FBAR Filing: Important Things to Know

FBAR (Foreign Bank Account Report) has to do with FinCen Form 114, Report of Foreign Bank, and Financial Accounts. All US citizens with control and ownership of accounts in another country with a value of more than $10,000 in a calendar year must file FBAR.

Sample accounts that must be disclosed are:

  • Securities, banks, and accounts used as financial statement
  • Individually owned stock certificates, bonds, and loans
  • Online gambling account held in a foreign account

Common Mistakes made with FBAR Filing

  • Some people believe that if they have series of overseas accounts, and there is none over $10,000, such accounts do not have to be reported. However, this is not true as the account needs to be reported to the IRS if the aggregate value is more than $10,000.
  • There are times the beneficiary of the account could be someone else. As a result, they believe that the nominee needs not to report the account on FBAR. However, as long as the dollar threshold is met, the nominee needs to file FBAR.
  • Failure to understand what they need to disclose in an FBAR is another mistake. For instance, one needs to report foreign life insurance with a cash surrender value.

Important Things to Note

All US expats might need to file other forms besides the FinCEN Form 114. This also involves completing Schedule B, Part 3 of the tax return, and Form 8938, which are part of the tax return.

Generally, all US citizens need to report income irrespective of the source. This includes income from a foreign bank, security accounts, foreign trust, etc. In addition, one needs to fill and attach Form 1040 Schedule B with the tax returns—the third part of Schedule B request information about foreign accounts like bank and security accounts. One also needs to disclose the country where such an account is located.

Also, you might need to fill and attach Form 8938 to the tax return.

Who Must File an FBAR?

You do not have to live in the US before filing an FBAR. However, as long as you are a US person (citizen, resident alien, and green card holder), you will file FinCEN Form 114. This is true provided you are the owner, nominee, or in charge of the funds in the account.

As long as the total balance in the entire foreign account is above $10,000 at any point during the year, it is compulsory to file FinCEN form 114.

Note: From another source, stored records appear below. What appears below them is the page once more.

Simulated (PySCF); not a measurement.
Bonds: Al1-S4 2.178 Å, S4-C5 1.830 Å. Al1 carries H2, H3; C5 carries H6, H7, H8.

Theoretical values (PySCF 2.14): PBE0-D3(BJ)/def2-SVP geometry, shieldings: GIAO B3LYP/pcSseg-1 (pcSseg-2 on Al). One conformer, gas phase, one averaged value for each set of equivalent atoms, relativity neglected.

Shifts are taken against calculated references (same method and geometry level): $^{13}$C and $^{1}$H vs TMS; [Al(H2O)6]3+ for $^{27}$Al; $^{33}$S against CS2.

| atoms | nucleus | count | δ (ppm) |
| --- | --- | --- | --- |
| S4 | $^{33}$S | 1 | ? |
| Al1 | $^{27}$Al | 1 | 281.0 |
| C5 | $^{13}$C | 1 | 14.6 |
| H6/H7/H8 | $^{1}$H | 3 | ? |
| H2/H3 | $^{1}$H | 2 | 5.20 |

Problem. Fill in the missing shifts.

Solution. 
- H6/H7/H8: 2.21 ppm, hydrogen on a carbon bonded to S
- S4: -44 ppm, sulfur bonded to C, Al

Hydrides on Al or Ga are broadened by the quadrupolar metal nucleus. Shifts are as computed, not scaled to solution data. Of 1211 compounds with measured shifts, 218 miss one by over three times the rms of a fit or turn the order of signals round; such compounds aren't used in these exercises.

Sample foreign financial accounts are securities accounts, bank accounts, and some foreign retirement provisions. In addition, all accounts that are not within the territories of 50 US states, tribal regions, and DC are classified as foreign accounts.

Nostro accounts, correspondence, and some accounts controlled by the government are not subjected to FBAR filing.

Penalties for Not Filing an FBAR

There are severe consequences for not filing the FBAR if you meet the filing requirement. Failure to file will cost you judging by the present rules. Offenses when it comes to FBAR filing are:

  • Not filing even though you are required to
  • Late filing
  • Wrong reporting of the entire foreign accounts

There can be a penalty amounting to $10,000 for each violation. Ignorance does not exclude you from the penalty.

Expect severe penalties if you willfully avoided filing. In other words, you knew you were supposed to file, but you doctored your tax return, or you did not file on time, the penalty can be up to $100,000 for each violation. You could be slammed with a higher penalty as it is a factor in your account balance.